Ruskin Bond never tires of describing Landour, a little settlement high in the hills above Mussoorie in Uttarakhand’s Garhwal where he’s made his home for many decades; and his readers never fail to find something new in his descriptions as they fill in more details of the place in their imaginations. He does this by way of new stories, memoir and essays, through introductions to his books, and most curiously through the manner in which he constantly reassembles his writings in successive anthologies.
To read and love Bond is to look forward to finding a short story or narrative you’ve read before nestled among a different set of writings. I can read ‘Time Stops at Shamli’ or ‘Voting at Barlowganj’, to take just two of the pieces collected in his latest collection, Landour Bazaar , endlessly — but I never fail to experience a thrill of discovery when I find them in a new volume, with different Bond neighbours, as it were, in the table of contents. Serendipitously, the text feels just that tiny bit different each time, simply by being in new surroundings. In fact, it’s long been a dream project to find all the anthologies of Bond’s writings and map how different stories show up in different collections amidst old and new writing. The labour of tracking down each and every volume apart, I suspect the task is not doable for another reason — as happens spookily in his stories, the chase for his collected collections may bring the archivist to one trap door after another that take her to books no one else even knew existed.

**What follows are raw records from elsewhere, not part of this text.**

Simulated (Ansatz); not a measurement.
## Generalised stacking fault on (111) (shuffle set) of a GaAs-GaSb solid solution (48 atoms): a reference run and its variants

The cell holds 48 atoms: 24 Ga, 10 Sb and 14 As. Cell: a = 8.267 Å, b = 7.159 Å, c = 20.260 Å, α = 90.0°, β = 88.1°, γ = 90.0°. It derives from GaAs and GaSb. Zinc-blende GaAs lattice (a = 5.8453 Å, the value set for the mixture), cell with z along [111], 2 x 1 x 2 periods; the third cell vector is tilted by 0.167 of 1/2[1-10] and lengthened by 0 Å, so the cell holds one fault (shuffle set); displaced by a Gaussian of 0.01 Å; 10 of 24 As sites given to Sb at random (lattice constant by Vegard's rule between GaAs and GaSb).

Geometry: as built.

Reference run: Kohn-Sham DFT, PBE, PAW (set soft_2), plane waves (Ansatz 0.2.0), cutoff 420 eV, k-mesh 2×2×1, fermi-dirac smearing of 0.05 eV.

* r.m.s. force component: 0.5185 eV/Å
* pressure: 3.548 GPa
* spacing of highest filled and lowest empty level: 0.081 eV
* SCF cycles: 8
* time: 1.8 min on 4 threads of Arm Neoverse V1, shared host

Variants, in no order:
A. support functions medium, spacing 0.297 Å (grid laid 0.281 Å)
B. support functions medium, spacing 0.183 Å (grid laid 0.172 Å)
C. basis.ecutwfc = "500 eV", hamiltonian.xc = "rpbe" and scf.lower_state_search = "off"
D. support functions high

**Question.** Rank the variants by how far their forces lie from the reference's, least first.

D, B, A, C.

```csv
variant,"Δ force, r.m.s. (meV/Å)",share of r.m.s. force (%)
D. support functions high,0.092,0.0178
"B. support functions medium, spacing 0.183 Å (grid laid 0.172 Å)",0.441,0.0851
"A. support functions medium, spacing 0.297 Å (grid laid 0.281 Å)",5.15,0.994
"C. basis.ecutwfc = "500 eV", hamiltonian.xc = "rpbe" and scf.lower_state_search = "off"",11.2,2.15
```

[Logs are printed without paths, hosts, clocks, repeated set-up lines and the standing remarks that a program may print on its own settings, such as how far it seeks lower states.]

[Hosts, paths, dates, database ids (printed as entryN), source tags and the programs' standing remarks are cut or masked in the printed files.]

Perhaps, Bond may also spice up the mapping project by updating some essays. In the introduction to Landour Bazaar , for example, he describes how “the Garhwal Himalaya and the people who live on these mountain slopes in the mist-filled valleys have long since learned humility, patience, and a quiet resignation”, with a familiar rhythm to their cheer-filled days but very tough lives — but he notes, with a tone of regret, the changes that have come to the legendary bazaar in the twenty or so years since he wrote the title essay. Yet, even as Mussoorie and Landour change, for countless readers who may make their way around these hill stations, what they see will be some unique combination of the actual landscape and the picture Bond has painted over time not just in his non-fiction, but especially in his fiction.
No Ruskin Bond story is there in Literary Landscapes: Charting the Worlds of Classic Literature , a vividly illustrated volume edited by John Sutherland. He summarises it as “a collection of the world’s most memorable fictionalised geographies”. Sometimes the fictional touches don’t just change our perception of a place, they actually alter the map. Patrick Modiano, who won the Nobel Prize for literature in 2014, had situated his 1997 novel The Search Warrant ( Dora Bruder in the French original), set against the Holocaust and the German occupation of France during World War II, in the non-touristy quarters of Paris’s 18th arrondissement. It came full circle in 2015, when, as Catherine Taylor updates us, “the City of Paris named a promenade in the 18th arrondissement after Dora Bruder, the missing Jewish girl of Modiano’s novel.”
And as the Windrush issue comes back centre stage in Britain, it is instructive to map the London of characters in Trinidadian writer Samuel Selvon’s 1956 novel, The Lonely Londoners . Kate McNaughton shows how the opening line of Selvon’s classic uses not just imagery but also nuances of diction to contrast the London everyone is presumed to be familiar with the diverse ‘Londons’ various immigrants, specifically of the Windrush wave, occupy: “One grim winter evening, when it had a kind of unrealness about London, with a fog sleeping restlessly over the city and the lights showing in the blur as it is not London at all but some strange place on another planet, Moses Aloetta hop on a number 46 bus at the corner of Chepstow Road and Westbourne Grove to go to Waterloo to meet a fellar who was coming from Trinidad on the boat-train.” Selvon and Barbadian George Lamming ( In the Castle of My Skin , 1953) found the key for generations of West Indian, and other, writers to come, that to depict a place, language was key.
Cairenes, on their part, caution first-time visitors to their city to read Naguib Mahfouz before they set foot in the Egyptian capital or they’ll never know it. Andrew Taylor recommends Midaq Alley (1947) to get a measure of the city’s profile: “Mahfouz makes the alley much more than a setting for his characters. From the first page it is presented as a character in its own right, depicted through not just its physical appearance but the textures of its crumbling walls, the smells of spices and folk cures, the deep colors of a city sunset, and the intimate evening whispers as the daytime noises die down.”
That’s one of the reasons we keep going back to great works — to catch snatches of, among other things, “intimate evening whispers”.